Here goes my street cred: I have actually read all of the Twilight books and saw (by choice) the first two movies in the theater. True this is not as embarrassing as me renting Yentl in high school. (I still remember hiding that blue, Blockbuster VHS in my room—like it was porn—and only watching it when I was sure no one else was around.) Yet, this declaration should not be taken as me coming out as a proud Twi-head. No… really, really no… I think it’s merely proof that I’m a sucker for pop culture—I have to know what everyone is talking about. So while Eclipse is no Dracula (or True Blood, for that matter), I simply had to see a movie that had my female Facebook friends all atwitter with midnight screening plans. Not to mention a movie that was discussed during Elena Kagan’s confirmation hearing.

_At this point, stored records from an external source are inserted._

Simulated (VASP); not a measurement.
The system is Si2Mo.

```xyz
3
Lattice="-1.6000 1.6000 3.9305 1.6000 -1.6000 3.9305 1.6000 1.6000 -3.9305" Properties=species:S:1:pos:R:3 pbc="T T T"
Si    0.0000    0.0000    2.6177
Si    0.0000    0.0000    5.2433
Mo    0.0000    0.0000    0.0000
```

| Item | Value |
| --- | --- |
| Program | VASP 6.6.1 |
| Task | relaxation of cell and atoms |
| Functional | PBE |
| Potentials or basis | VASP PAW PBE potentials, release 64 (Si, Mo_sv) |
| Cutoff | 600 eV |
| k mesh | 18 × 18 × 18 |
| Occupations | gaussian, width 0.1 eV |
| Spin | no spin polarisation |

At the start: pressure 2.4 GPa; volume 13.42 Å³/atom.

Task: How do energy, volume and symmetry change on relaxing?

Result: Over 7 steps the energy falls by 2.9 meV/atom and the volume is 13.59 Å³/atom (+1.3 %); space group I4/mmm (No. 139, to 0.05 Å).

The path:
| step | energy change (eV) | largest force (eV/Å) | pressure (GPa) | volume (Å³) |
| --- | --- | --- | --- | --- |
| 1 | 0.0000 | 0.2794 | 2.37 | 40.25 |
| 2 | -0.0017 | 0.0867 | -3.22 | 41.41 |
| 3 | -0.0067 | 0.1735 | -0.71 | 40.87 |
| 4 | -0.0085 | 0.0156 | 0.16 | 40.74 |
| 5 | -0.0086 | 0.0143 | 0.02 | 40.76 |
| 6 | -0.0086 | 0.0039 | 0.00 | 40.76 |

Eclipse is pretty much like all the others: Bella (Kristen “I Always Look Like I’m Smelling Pooh” Stewart) is still in love with the vampire Edward (Robert “Please Trim Your Sideburns” Pattinson); the werewolf, Jacob (Taylor “Big Neck” Lautner) is still pining after Bella; and, everyone is still dressed like mannequins. (Who knew that vampire battle gear is black sportswear?) That’s essentially it. While the real story is that a vampire, Victoria (Bryce Dallas Howard) is creating an army to kill Bella, this remains far in the background. Instead we get lots and lots and lots of weary, teenage dialogue in nostril-hair-counting close-ups. Like this gem:
Edward: You love him.
Bella: I love you more.
Edward. I know.
But who am I kidding? This movie is not about dialogue or plot or action sequences or men’s hair product. It’s about Taylor Lautner’s nipples. Seriously. The entire movie is as follows: 1) possibly exciting action scene, 2) long discussions, 3) Lautner without a shirt. When all three are combined, the audience goes crazy. Then when you have all the shirtless man-wolves standing around like a beefcake poster, it’s like cinematic gold. I will admit that I had to stifle a laugh at Lautner’s first shirtless scene. Who’s idea was it to underscore the scene with a song that had a mighty strong club beat?
Despite its many, many flaws, I somehow still enjoyed the movie—mainly because the few action sequences were actually quite fun to watch. So put on your angsty teenage block (I’d suggest SPF Miley) and just go see it. Then you can truly appreciate Elena Kagan’s refusal to admit if she’s on Team Edward or Team Jacob.
Best or worst line: Edward’s comment about Jacob—“Doesn’t he own a shirt?”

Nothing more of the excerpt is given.